Yes. As far as I can tell, the current message of effective altruism sort of focuses in too strongly on "being effective" at its core. This is an anchoring bias that can prevent people from exploring high-leverage opportunities.
Some of the greatest things in the world come from random exploration of opportunities that may or may not have had anything to do with an end goal. For example, Kurt Godel came up with his vaunted Incompleteness Theorems by attempting to prove the existence of the Christian God. This was totally batshit, and I would not expect the current EA framework to reliably produce people like Godel (brilliant people off on a crazy personal side quest they S1 feel strongly about), and in fact would expect the current EA framework to condition people away from Godel ("this is nuts and we can't evaluate it and it doesn't even seem conjecturally plausible") or something like that.
It is possible I am straw-manning the current EA message, but that is my bad mental simulation of the EA message as I understand it (through various chance exposures to fringe elements of the community, who may not be representative of the whole).

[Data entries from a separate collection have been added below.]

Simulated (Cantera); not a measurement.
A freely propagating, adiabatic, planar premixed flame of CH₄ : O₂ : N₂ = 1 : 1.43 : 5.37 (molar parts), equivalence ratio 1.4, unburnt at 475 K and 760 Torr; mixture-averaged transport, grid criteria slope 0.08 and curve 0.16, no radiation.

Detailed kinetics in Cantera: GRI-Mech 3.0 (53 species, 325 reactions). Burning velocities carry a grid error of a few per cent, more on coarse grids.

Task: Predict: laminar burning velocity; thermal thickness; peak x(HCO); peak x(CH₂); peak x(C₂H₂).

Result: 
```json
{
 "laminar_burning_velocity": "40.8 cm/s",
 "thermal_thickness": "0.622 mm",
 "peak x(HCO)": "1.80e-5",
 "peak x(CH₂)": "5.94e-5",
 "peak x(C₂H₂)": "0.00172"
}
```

Nonetheless, the core point is that until I can reliably see the EA movement reliably generating the "crazy but awesome" things that humans are known to be able to create, or at least not conditioning people away from them (if the core thought process is "EA-focused", this will naturally constrain your thought-space to hew closely to the EA concept), then I would suggest that the EA community message is potentially discouraging natural human creativity (among many other things).